Date: Fri, 13 Aug 2010 10:08:48 -0700 (PDT)
From: ccc31807 <cartercc@gmail.com>
Subject: Appropriate technique for altering a text file?
Message-Id: <f0988029-196d-4990-ba31-d1b2f4ec830a@t2g2000yqe.googlegroups.com>

During the discussion of the 9-11 mosque in NYC, several commentators
mentioned Milestones
by Sayed Qutb. I decided to read it to see that the fuss was about,
and ended up with an ASCII text copy generated from a PDF original.

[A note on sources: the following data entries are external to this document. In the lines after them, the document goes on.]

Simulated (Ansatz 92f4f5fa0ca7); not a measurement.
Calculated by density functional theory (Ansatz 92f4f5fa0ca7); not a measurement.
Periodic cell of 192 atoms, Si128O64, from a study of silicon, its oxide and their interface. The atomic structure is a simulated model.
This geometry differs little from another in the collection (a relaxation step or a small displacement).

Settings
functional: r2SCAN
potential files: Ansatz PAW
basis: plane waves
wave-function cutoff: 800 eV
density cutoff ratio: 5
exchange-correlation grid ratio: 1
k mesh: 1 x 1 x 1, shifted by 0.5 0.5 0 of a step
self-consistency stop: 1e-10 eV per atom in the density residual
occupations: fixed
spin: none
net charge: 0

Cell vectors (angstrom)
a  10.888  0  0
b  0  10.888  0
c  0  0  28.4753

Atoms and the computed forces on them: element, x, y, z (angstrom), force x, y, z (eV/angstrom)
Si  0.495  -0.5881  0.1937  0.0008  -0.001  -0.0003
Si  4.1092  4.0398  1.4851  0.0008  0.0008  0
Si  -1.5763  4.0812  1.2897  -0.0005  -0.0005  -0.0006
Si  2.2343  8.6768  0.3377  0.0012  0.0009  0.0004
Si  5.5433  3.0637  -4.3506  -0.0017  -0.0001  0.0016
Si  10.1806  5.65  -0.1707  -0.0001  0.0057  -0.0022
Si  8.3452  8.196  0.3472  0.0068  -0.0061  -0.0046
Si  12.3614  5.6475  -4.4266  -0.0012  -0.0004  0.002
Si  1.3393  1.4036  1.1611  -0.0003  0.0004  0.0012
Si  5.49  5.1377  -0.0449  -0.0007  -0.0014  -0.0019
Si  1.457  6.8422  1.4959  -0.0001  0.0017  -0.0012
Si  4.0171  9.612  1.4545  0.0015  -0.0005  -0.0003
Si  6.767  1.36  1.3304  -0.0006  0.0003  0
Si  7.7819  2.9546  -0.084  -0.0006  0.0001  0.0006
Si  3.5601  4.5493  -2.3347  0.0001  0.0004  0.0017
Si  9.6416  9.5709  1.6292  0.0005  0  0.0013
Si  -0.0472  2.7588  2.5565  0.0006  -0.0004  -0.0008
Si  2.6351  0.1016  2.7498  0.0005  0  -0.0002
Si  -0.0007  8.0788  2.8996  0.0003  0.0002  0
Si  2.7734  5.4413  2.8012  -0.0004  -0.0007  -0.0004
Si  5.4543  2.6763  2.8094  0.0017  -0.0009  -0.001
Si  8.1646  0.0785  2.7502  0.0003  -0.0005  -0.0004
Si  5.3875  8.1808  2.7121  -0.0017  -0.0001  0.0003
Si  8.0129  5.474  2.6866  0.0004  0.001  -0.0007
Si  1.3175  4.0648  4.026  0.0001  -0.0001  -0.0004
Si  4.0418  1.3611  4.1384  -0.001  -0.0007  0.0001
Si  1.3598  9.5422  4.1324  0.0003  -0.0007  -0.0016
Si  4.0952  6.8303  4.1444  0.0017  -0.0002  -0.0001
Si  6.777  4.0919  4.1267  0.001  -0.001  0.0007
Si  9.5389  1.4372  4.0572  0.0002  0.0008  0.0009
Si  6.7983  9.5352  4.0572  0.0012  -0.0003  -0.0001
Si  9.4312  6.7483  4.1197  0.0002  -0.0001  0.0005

I could have printed the text directly, but it was pretty mangled, and
after attempting and failing to reformat the document using vi, I
decided to write a simple Perl script to reformat it. I wanted to do
several things, join paragraphs together (every line in the file was
terminated by a "\n"), separate paragraphs by a blank line (block
style), remove repeated periods (dots), remove form feeds (which
marked pages in the original), etc.

I first attempted to munge the file in place, like this:
#FIRST ATTEMPT
open MS, '<', $file;
open OUT, '>', $out;
while (<MS>)
{
 #do stuff
 print OUT;
}
close MS;
close OUT;

It mostly worked, but I couldn't fine tune it.  I then attempted to
munge two lines together, like this:
#SECOND ATTEMPT
open MS, '<', $file;
open OUT, '>', $out;
$line1 = <MS>;
while (<MS>)
{
 $line2 = $_;
#do stuff
 print OUT;
  $line 2 = $line1;
}
close MS;
close OUT;

This worked a little better, but it wasn't perfect. I then tried this
and got perfect formatting:
#THIRD ATTEMPT
{
  local $/ = undef;
  open MS, '<', $file;
  $document = <MS>;
  close MS;
}
#series of transformations like this
$document =~ s/\r//;
open OUT, '>', $out;
print OUT $document;
close OUT;

All of the work I have done in the past has munged the lines one by
one, as in the first example. Occasionally, I have had to use the
second style (e.g., where the formatting of each line depends on the
content of the preceding line.) I've never used the third style at
all.

I liked the third way a lot. It seemed quick, easy, and worked
perfectly. I was actually able to open the resulting document in Word,
fancify it a little, and print a nice finished copy. However, I can't
think of any actual uses of the third style in my day to day work.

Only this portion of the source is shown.